A preparatory drawing for a lithograph illustration for Le Futur, 1913, by Konstantin Bolshakov
inscribed on verso in Cyrillic 'Drawn by M. Larionov/ confirmed by L. Zhegin, 1962'
pencil on paper
22.1 x 18cm (8 11/16 x 7 1/16in).

Footnotes

Provenance
With the Grosvenor Gallery, stock no. 5467
Acquired from the above in 1975 by His Honour Judge Bruce Griffiths, QC, for £250
Thence by descent

His Honour Judge Bruce Griffiths, QC, (1924-1999), was chairman of the Art Committee of the Welsh Arts Council, the Welsh Portrait Sculpture Trust and the Contemporary Art Society for Wales.

Lev (Shekhtel) Zhegin, 1892-1969, who confirmed the authenticity of the offered lot and inscribed its verso in 1962, was a painter and graphic artist and close friend of Larionov. Along with Nikolai Vinogradov, Zhegin organised the sending of works by Larionov and Goncharova from their Moscow studio to Paris following the couple's relocation to France after 1915.

The offered lot is an exceptionally rare work and a significant discovery in the field. Mikhail Larionov and Natalia Goncharova drew a series of illustrations which were published as lithographic illustrations to the poem Le Futur by Konstantin Bolshakov. The poem garnered a scandalous reception when it was published in Moscow in 1913 and was subsequently confiscated by the police.

Konstantin Bolshakov (1895-1938), was an important Moscow Futurist poet and his long poem, Le Futur was deemed provocative because it focused on the appearance of a naked woman in a city who inflames the menfolk, arousing the 'ancient Adam' in their loins. An ensuing frenzy of lust results in the death of the men from exhaustion and their bodies litter the streets. Ultimately, the poem ends on a positive note because from the fruit of the men's loins a new world will be born, but the authorities were blinded by the scandalous subject of the work and it was confiscated. Many copies were destroyed and the poem was supressed, along with the beautiful and pioneering illustrations by Larionov and Goncharova.

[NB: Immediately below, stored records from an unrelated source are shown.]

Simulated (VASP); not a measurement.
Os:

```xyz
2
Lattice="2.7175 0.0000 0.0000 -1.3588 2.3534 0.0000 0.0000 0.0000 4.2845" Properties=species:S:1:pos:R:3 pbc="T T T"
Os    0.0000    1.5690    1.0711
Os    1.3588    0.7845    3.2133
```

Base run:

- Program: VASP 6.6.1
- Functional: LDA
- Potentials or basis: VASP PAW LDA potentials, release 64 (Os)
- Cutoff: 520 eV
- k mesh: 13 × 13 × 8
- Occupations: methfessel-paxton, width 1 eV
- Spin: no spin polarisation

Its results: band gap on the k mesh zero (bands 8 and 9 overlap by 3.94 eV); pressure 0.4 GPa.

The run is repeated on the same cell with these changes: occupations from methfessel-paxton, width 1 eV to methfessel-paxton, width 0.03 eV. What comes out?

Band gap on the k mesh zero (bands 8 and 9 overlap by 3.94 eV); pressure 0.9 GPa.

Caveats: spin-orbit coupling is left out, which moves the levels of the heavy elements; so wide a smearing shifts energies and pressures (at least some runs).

The artistic union of Bolshakov, Larionov and Goncharova for the publication of the poem in 1913 was a successful one. Bolshakov's text lends itself to geometric forms: at the beginning of the poem he likens a triangular sunset to the female's body, while the lines of verse to which the offered lot pertains emphasise the energy and power of the woman. Larionov's illustration depicts a woman about whom nothing is soft and vulnerable and everything is angular, determined and pre-determined: she herself will prove to be the final fate of the men of the city.

Вышла на площадь / Женщина / Дерзко нагая / Походкой, распаляющей страсть...

She came out onto the square/ This woman/ Walking, flagrantly unclothed, setting lust aflame...
[K. Bolshakov, Le Futur, Moscow, 1913]

Interestingly enough, the rarity and significance of Bolshakov's poem with illustrations by Larionov and Goncharova, was underscored when a copy of the 1913 publication was stolen, alongside Newton's Principia from the Russian National Library in St. Petersburg in 2002. Thankfully the books were recovered but the theft underlines contemporary appreciation of the importance of the book.

The preparatory drawings for the lithographic illustrations for the poem by Goncharova are presently in the collection of the Tretyakov Gallery, a bequest of George Costakis.